A federal grant will fund efforts by a Maine non-profit to teach residents across the state about a growing Black science fiction genre.
The National Endowment for the Humanities announced this month that it had granted the Maine Humanities Council $250,000 to teach people across Maine about Afrofuturism, a cultural movement most closely aligned with science fiction that typically portrays Black people in a technologically advanced future.
Even if many Mainers don’t recognize the term itself, they are likely familiar with at least one work within the genre. The 2018 film “Black Panther” contains elements of it, as do works by R&B singer-songwriter Janelle Monáe, rock musician Jimi Hendrix and funk ensemble Parliament-Funkadelic.
“People have been really intrigued by these texts that they’ve maybe never heard about before,” Associate Director of the Maine Humanities Council Samaa Abdurraqib said. “Or maybe they’ve been curious about sci-fi, and they’ve never read sci-fi by Black and brown authors before.”
The Portland-based Humanities Council decided to showcase Afrofuturist texts to residents in the wake of the May 2020 killing of Geoge Floyd by Minneapolis Police officers and a desire by its partner to include more readings on race and racial justice, according to a statement from the organization.
The response has been overwhelmingly positive, said Abdurraqib, who is also director of the Afrofuturism project.
The council saw within the genre a reflection on the power of creativity to move toward a future free of oppression and boundaries. It noted a parallel between Maine’s official slogan “The Way Life Should Be” and a central question posed by texts in the genre “How should life be?”
The primary way that these new titles will reach readers is through the council’s discussion project program: several Afrofuturist titles have been added to lists that libraries, schools and museums, among other organizations, can request to be part of book groups organized by the Council. The group even provides the books.
The organization makes a point to develop programming across rural and urban sections of Maine: events planned for the coming months range 350 miles from Kennebunk to Frenchville.

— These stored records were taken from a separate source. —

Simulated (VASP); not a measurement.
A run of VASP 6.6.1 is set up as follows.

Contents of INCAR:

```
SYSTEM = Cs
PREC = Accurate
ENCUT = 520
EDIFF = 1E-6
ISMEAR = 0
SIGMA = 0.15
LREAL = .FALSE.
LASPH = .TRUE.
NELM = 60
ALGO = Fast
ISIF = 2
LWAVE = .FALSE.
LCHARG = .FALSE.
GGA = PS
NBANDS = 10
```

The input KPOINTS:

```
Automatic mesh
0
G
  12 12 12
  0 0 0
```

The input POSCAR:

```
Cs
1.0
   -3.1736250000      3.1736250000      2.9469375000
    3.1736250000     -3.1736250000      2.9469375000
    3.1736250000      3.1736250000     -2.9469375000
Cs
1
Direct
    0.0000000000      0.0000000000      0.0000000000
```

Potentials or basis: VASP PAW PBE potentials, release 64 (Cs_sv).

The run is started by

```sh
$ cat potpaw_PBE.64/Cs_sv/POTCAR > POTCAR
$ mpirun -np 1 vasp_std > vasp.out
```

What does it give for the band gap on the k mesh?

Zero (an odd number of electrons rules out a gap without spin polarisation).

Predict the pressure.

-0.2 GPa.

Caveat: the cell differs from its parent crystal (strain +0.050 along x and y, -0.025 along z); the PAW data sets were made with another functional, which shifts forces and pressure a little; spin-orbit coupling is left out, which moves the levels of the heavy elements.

This year’s Reader’s Retreat event next month will also spotlight Octavia Butler’s Afrofuturist novel “Wild Seed,” a 1980 book that tells the story of two immortal Africans whose travels span centuries. The council has already sent 400 copies of that book across the state for the retreat and other discussion groups, Abdurraqib said.
The Afrofuturism genre has actually been tied to Maine for more than a century: Pauline Hopkins, who wrote “Of One Blood,” considered one of the first Afrofuturist works and among the titles the Humanities Council is highlighting, was born in Portland in 1859.
For the Council, the goal is to engage with both Black and non-Black Mainers on the difficult, and often existential, questions posed by the titles. Around 40,000 people (3 percent of the state’s population) in Maine identify as Black, according to recent U.S. census data, a number that includes a substantial portion that identified with multiple races.
Something that is especially striking about Afrofuturist works is that while they usually take place during times of strife, including war or food insecurity, they feature characters who want to build community and collaborate to create a more secure and just future, Abdurraqib said.
“They focus on liberation, often for Black people, that then leads to liberation for all people,” Abdurraqib said. “And that’s a really beautiful thing.”